Silly rubes, didn't they realize the point of all this is to Buy Large Mansions?
It's a well known phenomenon that weight loss in a person can create resentment around them. It changes the pecking order.
"Owe" is the wrong framing.
For no matter how many years I enjoy a product, if the product changes in a way that I don't like, I'll stop buying it. Am I annoyed at the manufacturer for changing something I like? Yes, I am. Do I feel they owe it to me to keep it the way I want? Of course not. That's dumb.
Do her followers have a right to be pissed off if they don't get what they want? Of course. Yes. Always yes. Stop following if you're not getting what you want.
"Do plus-size influencers owe their followers an explanation when their bodies change?"
That is an absolutely masterful use of the passive voice. Well done, NYT. Well done indeed.
People are tied to their animal character whether they admit it or not. Females are particularly sensitive to this. It's not news, rather, it's evidence of social-media driven mental health issues. Short attention spans and elevated anxiety are the most direct explanation for all of this. Excessive fat is unhealthy. Full stop. This is science.

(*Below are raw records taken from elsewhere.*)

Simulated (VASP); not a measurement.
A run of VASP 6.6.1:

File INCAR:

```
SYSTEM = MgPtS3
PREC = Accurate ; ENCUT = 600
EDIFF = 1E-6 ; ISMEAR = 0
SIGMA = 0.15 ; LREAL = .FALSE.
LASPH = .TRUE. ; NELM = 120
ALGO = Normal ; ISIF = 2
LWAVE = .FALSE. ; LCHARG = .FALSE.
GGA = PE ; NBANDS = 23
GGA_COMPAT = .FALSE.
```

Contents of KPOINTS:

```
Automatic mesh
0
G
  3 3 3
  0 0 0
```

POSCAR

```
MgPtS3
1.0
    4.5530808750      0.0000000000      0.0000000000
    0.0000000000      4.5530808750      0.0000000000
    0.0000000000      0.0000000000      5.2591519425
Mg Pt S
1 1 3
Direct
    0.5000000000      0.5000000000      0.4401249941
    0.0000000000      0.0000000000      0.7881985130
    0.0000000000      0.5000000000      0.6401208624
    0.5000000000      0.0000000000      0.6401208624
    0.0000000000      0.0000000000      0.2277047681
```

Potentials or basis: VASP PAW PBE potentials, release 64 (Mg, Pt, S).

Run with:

See Billie Elish's transformations from 2019 to 2024. She was once the poster child for trendy body positivity and public mental illness and then became a classic woman.
In 2020: https://www.buzzfeednews.com/article/scaachikoul/billie-eilish-photo-body-image-weight
By 2021 (see the Marylin Monroe low-cut dress): https://www.lifeandstylemag.com/posts/billie-eilishs-weight-loss-transformation-photos/
LOL! Why not just congratulate her on getting her weight under control? Her life will be better without being fat.
Related, "healthy at any size" is a lie, a lie that costs lives. It just needs to stop.
Makes sense. Influencers get criticized when they become positive influences.
Do plus-size influencers owe their followers an explanation when their bodies change?
No
I have seen YouTube videos on this subject. The followers seem to think they own these influencers and that they are owed something.
"News" for neurotics.
I doubt I really want to read this NYT article that seems to be a growing list concerned about people losing weight. I'm not sure why a person can't be supportive of being body positive (being happy with your body) and still being interested in losing weight. I suspect it has to do with identity politics.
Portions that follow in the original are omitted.